ZipEntry.getSize

Discussion in 'Java' started by Roedy Green, Sep 15, 2003.

  1. Roedy Green

    Roedy Green Guest

    I can create zip files that Winzip says are valid.
    All the lengths are there. They pass the test.

    I can read zip files that Winzip creates.

    However, I can't read zip files that I create in Java with
    ZipOutputSTream. It claims the lengths of each entry are 0.
    Is there some trick to making this work?

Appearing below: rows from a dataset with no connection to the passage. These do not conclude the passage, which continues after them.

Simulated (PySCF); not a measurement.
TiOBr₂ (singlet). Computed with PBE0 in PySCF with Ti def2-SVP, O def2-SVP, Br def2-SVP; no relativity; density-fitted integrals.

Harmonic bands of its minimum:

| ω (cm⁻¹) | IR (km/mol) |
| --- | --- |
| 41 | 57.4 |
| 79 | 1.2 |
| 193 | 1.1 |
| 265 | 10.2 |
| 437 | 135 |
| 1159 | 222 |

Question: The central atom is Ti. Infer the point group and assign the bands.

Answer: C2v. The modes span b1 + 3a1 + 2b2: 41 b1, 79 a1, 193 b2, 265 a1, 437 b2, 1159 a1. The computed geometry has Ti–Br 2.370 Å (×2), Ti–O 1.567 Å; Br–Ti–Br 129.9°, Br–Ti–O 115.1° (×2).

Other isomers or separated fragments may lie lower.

    Here is a slightly simplified version of what I am doing to create the
    zip:

    String elementName = "adir/afile.txt";
    ZipEntry entry = new ZipEntry( elementName );

    File elementFile = new File ( "adir/afile.txt" );
    entry.setTime( elementFile.getLastModified() );
    int fileLength = (int) elementFile.length();

    entry.setSize( fileLength );

    FileInputStream fis = new FileInputStream ( elementFile );
    byte[] wholeFile = new byte [ fileLength ];
    int bytesRead = fis.read( wholeFile, 0 /* offset */, fileLength
    );
    fis.close();

    // no need to setCRC, computed automatically.
    zip.putNextEntry( entry );

    zip.write( wholeFile, 0, fileLength );
    zip.closeEntry();

    I am getting the horrible feeling that ZipOutputstream is stupidly
    designed so that it is up to you to fill in fields like size, CRC,
    compressed size by ESP, otherwise only the summary at the end of the
    file is accurate.
    --
    Canadian Mind Products, Roedy Green.
    Coaching, problem solving, economical contract programming.
    See http://mindprod.com/jgloss/jgloss.html for The Java Glossary.
     
    Roedy Green, Sep 15, 2003
    #1
    1. Advertising

  2. Roedy Green

    Roedy Green Guest

    On Mon, 15 Sep 2003 01:45:07 GMT, Roedy Green <>
    wrote or quoted :

    >I am getting the horrible feeling that ZipOutputstream is stupidly
    >designed so that it is up to you to fill in fields like size, CRC,
    >compressed size by ESP, otherwise only the summary at the end of the
    >file is accurate.


    I sniffed the files ZipOutputStream generates.
    The local headers have 0 in the crc-32
    uncompressed size and compressed size fields.

    I have a sneaky feeling somebody should be shot, or least fired. I
    hope I am just using the ZipOutputStream class incorrectly.


    --
    Canadian Mind Products, Roedy Green.
    Coaching, problem solving, economical contract programming.
    See http://mindprod.com/jgloss/jgloss.html for The Java Glossary.
     
    Roedy Green, Sep 15, 2003
    #2
    1. Advertising

  3. Roedy Green

    Roedy Green Guest

    On Mon, 15 Sep 2003 02:02:09 GMT, Roedy Green <>
    wrote or quoted :

    >I sniffed the files ZipOutputStream generates.
    >The local headers have 0 in the crc-32
    >uncompressed size and compressed size fields.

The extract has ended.